Sunday, January 11, 2009

We W'issssh you a Merry Christmas ...

Why is it that Christmas always seems to become an endurance test? Midnight mass, feeding the 5,000, gifts, chickens, work parties, the inevitable bout of sniffles.

First prize to those eagled eyed people who picked out the word chicken from that list, it wasn’t a typo, Christmas this year really did involve Operation Cluck. It came about during the day I last reported on here, when me and the senior Mrs B spent a Saturday idly shopping and lunching in those halcyon days before Christmas preparations reach fever pitch. A throwaway comment about Adrian liking chickens (in an entirely appropriate way, of course) and we were soon hatching (arf, arf) a plan to surprise him with a brood of his very own.


A house was sourced from eBay and collected by some friends of the family to stash away from prying eyes. Chickens were liberated from a battery farm via Jamie at the farm and, most importantly, a scheme to sneak said chucks into the garden.


Boxing Day, a quick call to say the coast was clear, and I loaded up the car with all our necessaries, two dogs and three chickens.


Let us speak no further of the journey, suffice to say everyone arrived at chateau Batsford alive. Just.


Thinking the worst was over, I happily tucked into a much needed cuppa and released the chickens into the garden to roam. Unfortunately, there’s no fence along the back of the garden. There is however an extremely spiky hedgerow which I had to leap through on a regular basis to chase chickens back into the garden, a task not made easier by Harry standing guard in the house and scaring the living bejeesus out of the chickens every time they came into view. I hadn’t even unpacked the chicken house and I was already trying to decide who I wanted to strangle more – hounds or chickens.


And while we’re on the subject of chicken houses, don’t buy flat packed houses from the ‘bay and expect either of the following:


1. Intelligent instructions
2. Well fitting panels


With darkness threatening, Jan and I got our backsides in gear and started putting the house together. Well, we tried, but Jan isn’t a natural DIYer and I was about as frazzled as I’ve ever been, so we called in help. With an hour or so, we had the house together (and only a small bag of screws left over) and now there was nothing between us and a much needed lie down in a darkened room except getting 3 chickens into their new home.
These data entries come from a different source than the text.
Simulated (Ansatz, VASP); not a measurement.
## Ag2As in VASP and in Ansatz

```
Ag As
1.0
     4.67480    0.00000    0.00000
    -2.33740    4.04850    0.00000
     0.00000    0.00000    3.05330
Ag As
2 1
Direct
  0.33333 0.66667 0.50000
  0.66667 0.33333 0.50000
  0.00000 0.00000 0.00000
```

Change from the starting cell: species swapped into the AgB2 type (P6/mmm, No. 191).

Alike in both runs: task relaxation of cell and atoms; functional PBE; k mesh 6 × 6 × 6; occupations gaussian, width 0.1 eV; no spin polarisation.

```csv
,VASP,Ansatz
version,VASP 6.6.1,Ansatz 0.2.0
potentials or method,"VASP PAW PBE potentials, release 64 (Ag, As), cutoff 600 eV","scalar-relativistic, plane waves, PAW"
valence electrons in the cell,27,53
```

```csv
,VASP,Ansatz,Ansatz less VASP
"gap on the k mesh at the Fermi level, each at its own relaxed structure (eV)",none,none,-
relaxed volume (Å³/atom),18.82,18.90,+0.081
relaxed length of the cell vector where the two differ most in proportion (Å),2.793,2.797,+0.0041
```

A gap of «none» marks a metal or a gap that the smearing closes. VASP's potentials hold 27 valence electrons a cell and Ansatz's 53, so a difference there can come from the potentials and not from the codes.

I’ll summarise this part – I jumped through more hedges, Harry barked lots, the neighbour came round and proved a dab hand at grabbing chickens by their tails, and I went one on one with the smallest, but most spirited of the birds who decided that despite being called by Jan, prodded by me and lunged at by the neighbour, she was going to duck and dive her way round the garden until there was muttered threats of stuffing and roasting. It worked out in the end though, and I hear that Vera, Mabel and Daisy are now settled into their new home.


After recovering from the adventures in poultry, we had a relatively relaxed New Year. Four friends came over and we had an Italian feast, set off some of those beautiful paper lanterns at midnight, drank lots of cocktails and watched some comedy.


More wonderful still was New Year’s Day when we did …. Nothing. I mean nothing on a biblical level too. We stayed in our jammies all day, made the fire roar and tucked into bowls of roast potatoes and gravy while watching films. For dinner we treated ourselves to cheese on toast and champagne, which for some strange reason felt like the most decadent dinner in the world.


I have to admit, I still feel as if I’m recovering from the whole ordeal of the festive season - and for Christmas 2009 we are determined to do things very, very differently - but now that the dust has settled somewhat, I can take my lessons and look to the rest of this year with hope.

We wish you all peace and happiness this year, in whatever form that takes.